Thursday, January 13, 2011

Seminary Bloopers

Scholastic Comedy
December 16, 2010 by mikewittmer (Taken from Don't Stop Believing).

I’m in the middle of the end of semester grading, and here are some interesting comments I’ve seen so far.

One paper footnoted the term “the.” It was obviously a mistake, as there is not a whole lot more information you can give down below.

Another sentence read “Notice the tow ‘ifs.’” To which I reply, if you want me to notice a specific word, don’t misspell the word right before it, because that’s all I’m going to see.

I’m collecting student bloopers like that one, and I’ve now reached fifty. Some of the ones that came in during the past year or so:

“Mary was conceived through the Holy Spirit, which caused her to be pregnant with Jesus.” (Even Roman Catholics don’t believe that Mary was pregnant before she was born).
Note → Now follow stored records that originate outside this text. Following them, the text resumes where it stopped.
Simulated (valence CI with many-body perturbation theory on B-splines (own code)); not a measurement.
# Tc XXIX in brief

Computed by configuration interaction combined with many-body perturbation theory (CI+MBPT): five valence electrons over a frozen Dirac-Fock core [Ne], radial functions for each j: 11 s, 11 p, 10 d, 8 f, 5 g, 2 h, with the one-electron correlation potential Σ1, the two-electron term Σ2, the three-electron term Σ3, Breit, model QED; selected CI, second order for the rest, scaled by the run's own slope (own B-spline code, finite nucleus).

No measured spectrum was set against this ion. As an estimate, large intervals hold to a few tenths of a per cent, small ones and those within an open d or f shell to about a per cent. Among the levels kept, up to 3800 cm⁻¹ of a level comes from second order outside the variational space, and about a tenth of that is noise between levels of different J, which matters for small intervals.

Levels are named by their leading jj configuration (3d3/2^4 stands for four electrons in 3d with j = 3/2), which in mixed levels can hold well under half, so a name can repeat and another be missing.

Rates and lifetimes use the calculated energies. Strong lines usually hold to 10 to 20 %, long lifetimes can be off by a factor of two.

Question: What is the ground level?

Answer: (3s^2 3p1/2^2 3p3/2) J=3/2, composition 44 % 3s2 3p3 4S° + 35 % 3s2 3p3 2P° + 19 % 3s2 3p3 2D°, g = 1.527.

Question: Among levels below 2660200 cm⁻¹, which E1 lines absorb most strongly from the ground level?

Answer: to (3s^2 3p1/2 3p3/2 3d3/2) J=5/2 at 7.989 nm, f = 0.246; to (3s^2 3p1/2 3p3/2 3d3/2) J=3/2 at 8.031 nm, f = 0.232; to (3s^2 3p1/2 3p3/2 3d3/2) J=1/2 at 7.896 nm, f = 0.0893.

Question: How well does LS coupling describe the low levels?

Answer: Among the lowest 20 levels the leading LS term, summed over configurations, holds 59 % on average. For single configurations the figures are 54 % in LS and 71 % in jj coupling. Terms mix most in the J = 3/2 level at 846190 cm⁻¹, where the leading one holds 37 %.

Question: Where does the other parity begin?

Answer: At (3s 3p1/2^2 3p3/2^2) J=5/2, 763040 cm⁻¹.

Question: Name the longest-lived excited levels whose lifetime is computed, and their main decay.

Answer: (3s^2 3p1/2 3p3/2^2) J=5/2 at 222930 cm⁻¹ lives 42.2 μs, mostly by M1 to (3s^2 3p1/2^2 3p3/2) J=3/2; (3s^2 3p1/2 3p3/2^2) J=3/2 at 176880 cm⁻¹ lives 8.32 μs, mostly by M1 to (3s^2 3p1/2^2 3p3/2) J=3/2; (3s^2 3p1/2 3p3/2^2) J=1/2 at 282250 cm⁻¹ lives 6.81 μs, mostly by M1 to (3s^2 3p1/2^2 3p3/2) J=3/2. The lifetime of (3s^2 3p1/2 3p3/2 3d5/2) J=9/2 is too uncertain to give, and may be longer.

“The power of Christ could not be overcome by Satin’s power of death.” (That 800 thread count is a killer)

“The issue of baptism is as old as itself.” (No kidding!).

Martian Luther is the theologian of justification.” (He is out of this world!).

“The decorative cause of evil is not a creation of YHWH, but us.” (So the cause of evil is…Martha Stewart?)

“In Arminius’ view, the correct order of the gospel is that God gave His Sin, to whom we respond by repentance and faith.” (This seems to be a stretch, even for Arminians)

“It seems obvious to Luther that Pope Leo has been told quite negative things about his message and the manor in which that message is delivered.” (Not only does the pope disagree with what you’re saying, he also thinks your house is the ugliest building in Germany).

“For instance, if one becomes hungry, McDonald’s, Burger King, and Subway seem to be in every medium to large size city in the USA. While on the expressway there are exits where one goes to rest or buy gasoline for continence.” (Doesn’t gas contribute to incontinence?)

Finally, I was reading a college catalogue last week and noticed an intriguing course entitled “The Intercultural Mandate.” This seems to be political correctness run amok. I know about the cultural mandate and the redemptive mandate, but I’ve never heard of this one. Is it God’s command for us to mingle?!

I would like to see evangelical colleges and seminaries return to the old language of “Christian missions.” I understand that it’s more academically respectable to say “Intercultural Studies,” but words do matter. I suspect that, at least in some circles, the redemptive mandate is being replaced by the intercultural mandate, whatever that is.

And for an encore, here are three more jokes that you have probably already heard but were new to me:

1. I’d give my right arm to be ambidextrous.
2. There are three kinds of people in the world, those who can count and those who can’t.
3. Grand Rapids was on the verge of getting an NFL team, but the league decided that if we got one then Detroit would want one too.

1 comment:

  1. HILARIOUS!!! These were cracking me up... I am going to go back, read them again and then show eric so i can read them again!! =) can't wait to see you guys in June, btw!!